Due to the increasing rise of social media channels, your right people may want something slight different than what you are positioned to offer them and you wouldn’t know it unless you knew they may have somewhat dueling personalities.

As in their online self and their offline self! Very interesting read, please feel free to drop any comments in the comment area below.

A lot of ink has been spilled about how the rise of social media is changing (and even merging) the roles of marketing and public relations.

However, far less effort has been made on the flip side of the coin, trying to understand who it is that’s connecting with brands via social media and why.

This is unfortunate because not only is that information readily available, posted publicly and freely by your customers, but it’s also incredibly useful and essential for the success of entrepreneurs.

Chad Warren, Adobe’s manager of social media recently referred to this concept as getting to know your customers “Digital Selves” and it involved aggregating signals customers send from various place, including social networks, shopping sites and websites.

It’s an idea that entrepreneurs should look into and, if you need a reason, here are five good ones to consider.

Your Customers May Be Different Digitally

Though you may have tons of great market research on what your customers are like broadly, those who are choosing to follow your brand online are likely a subset within that market that has many differentiating factors.

They are obviously likely to be more tech-savvy and younger, but they may also have different interests and desires from your product.

Building a social media campaign around the wants and needs of your broader customer base can easily misfire if those who you’re reaching want something different.

You Can Discover New Markets

In an example from Warren, he noted that Acer found a new market for its new Aspire S3 Ultrabook by looking to customers outside of its primary target, including women who buy high-end clothing.

By looking at what your customers like and the other things they buy, you might easily find connections and new markets that you can target.

For example, if you find that people who follow your watch brand on social media also routinely love cycling, there may be a new market there you can reach out to.

You Can Increase Engagement

Social media campaigns are largely about engagement. Getting users involved, talking with and about the brand. However, engagement comes largely from making a personal connection with the customer and giving them something that they, as a person, like.

However, doing that without solid data is basically shooting in the dark. You know nothing about your customers other than they like your product or service.

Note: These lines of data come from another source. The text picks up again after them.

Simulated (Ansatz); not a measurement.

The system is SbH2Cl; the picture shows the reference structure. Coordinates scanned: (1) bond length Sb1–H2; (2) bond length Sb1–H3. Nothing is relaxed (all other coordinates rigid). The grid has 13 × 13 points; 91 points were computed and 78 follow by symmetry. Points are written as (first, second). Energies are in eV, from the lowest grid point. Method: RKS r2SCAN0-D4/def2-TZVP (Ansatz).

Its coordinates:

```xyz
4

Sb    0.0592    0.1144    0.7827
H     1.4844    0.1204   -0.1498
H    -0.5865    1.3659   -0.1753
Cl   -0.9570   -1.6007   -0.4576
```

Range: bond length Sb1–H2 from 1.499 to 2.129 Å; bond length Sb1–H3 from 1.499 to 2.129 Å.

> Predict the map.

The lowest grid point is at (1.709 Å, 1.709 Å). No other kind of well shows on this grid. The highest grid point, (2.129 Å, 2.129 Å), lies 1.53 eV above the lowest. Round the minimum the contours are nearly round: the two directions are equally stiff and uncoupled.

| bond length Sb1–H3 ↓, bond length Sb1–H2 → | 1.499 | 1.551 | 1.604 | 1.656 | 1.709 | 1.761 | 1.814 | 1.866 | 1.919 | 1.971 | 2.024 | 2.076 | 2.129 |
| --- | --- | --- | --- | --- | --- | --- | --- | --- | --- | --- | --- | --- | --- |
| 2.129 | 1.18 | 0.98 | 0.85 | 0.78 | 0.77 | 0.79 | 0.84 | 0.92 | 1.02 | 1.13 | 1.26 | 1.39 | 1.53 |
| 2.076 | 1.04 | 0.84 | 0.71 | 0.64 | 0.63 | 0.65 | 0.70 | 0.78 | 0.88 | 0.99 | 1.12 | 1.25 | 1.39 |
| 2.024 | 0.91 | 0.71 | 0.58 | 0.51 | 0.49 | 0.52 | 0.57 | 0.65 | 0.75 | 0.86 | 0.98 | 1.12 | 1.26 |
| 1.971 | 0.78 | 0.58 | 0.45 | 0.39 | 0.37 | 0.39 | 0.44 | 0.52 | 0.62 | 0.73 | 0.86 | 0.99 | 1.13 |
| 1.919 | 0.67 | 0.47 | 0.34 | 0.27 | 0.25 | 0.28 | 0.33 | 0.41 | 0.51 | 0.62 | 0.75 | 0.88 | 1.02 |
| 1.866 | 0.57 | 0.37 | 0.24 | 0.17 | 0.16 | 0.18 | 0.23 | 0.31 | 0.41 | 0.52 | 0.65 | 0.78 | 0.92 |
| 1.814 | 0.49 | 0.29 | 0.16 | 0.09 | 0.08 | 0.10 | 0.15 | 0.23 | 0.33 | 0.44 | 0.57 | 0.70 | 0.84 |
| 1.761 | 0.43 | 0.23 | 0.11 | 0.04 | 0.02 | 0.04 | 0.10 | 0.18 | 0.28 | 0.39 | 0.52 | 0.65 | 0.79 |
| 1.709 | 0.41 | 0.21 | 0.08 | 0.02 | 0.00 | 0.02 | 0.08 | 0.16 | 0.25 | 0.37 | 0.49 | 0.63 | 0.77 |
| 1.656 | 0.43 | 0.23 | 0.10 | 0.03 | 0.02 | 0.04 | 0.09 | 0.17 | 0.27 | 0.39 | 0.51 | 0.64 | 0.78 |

In short, data on who your customers digital selves are will make your social media campaigns much more effective.

You Can Improve Your Traditional Marketing Too

Surveys, marketing studies and other tools for discovering information about your market will only go so far. You can never know what strange things might connect with your brand in the minds of consumers.

As a result, in addition to discovering new markets, you may also find new ways to reach your existing market including new ways to promote your brand and new selling points to highlight.

Social media and the Web allows you to get to know your customers as people, not just data, and that can be a tremendous advantage.

Getting Started is Free

Though, to get the most thorough picture, you’re going to want to aggregate data from as many sources as possible, if you want to dabble in getting to know your customers digital selves you can get started for free.

Facebook, for example, already provides great insights for fan pages. Amazon also provides great information on what products are commonly sold with one another at the store.

By reading the available information and/or doing a survey of your customer’s public profiles, you can learn a great deal with little time and almost no investment.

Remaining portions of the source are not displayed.